TrackingBert

BERT Model for Track Reconstruction in HEP Analysis

Setup

Install TrackingBert

git clone https://github.com/xju2/TrackingBert
cd TrackingBert
pip install -e .

Install Related Packages

Keras BERT, credit to CyberZHG (https://github.com/CyberZHG)

git clone https://github.com/CyberZHG/keras-bert.git
cd keras-bert
pip install -e .

IMPORTANT: Replace the bert.py file in keras-bert with TrackingBert/bert.py, due to application-specific adjustments made.

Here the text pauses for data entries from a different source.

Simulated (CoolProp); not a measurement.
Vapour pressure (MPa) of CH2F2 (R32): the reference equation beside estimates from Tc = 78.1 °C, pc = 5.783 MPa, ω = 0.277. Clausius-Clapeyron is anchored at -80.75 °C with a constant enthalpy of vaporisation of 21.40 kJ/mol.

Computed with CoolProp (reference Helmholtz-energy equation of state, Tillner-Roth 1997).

Track data processing package

git clone https://github.com/xju2/visual_tracks.git
cd visual_tracks
pip install -e .

Dataset

Use internal pre-processed dataset: /global/cfs/cdirs/m3443/data/trackml-kaggle/train_all
Or download dataset manually: https://www.kaggle.com/competitions/trackml-particle-identification/data

Code Structure

process_data.py: processing data into .npz files, code can be run in parallel and hence creating multiple files simultaneously
merge_inputs.py: merge the .npz files produced by process_data.py into big files used for training, validation, and testing
train.py: train a model given parameters and inputs
bert.py: the adjusted BERT file to replace the keras-bert/bert.py
inference.ipynb: a notebook containing util functions for conducting inference and plottings, with examples of running inferences
tensorboard.ipynb: a notebook to run the tensorboard for checking training progress
detectors.csv: the data file that contains all detector elements info

Usage

Processing Data

Adjust parameters in process_data.py and run

python process_data.py

Note that this may take a long time based on how many events there are. It may require several 4h runs on CPU.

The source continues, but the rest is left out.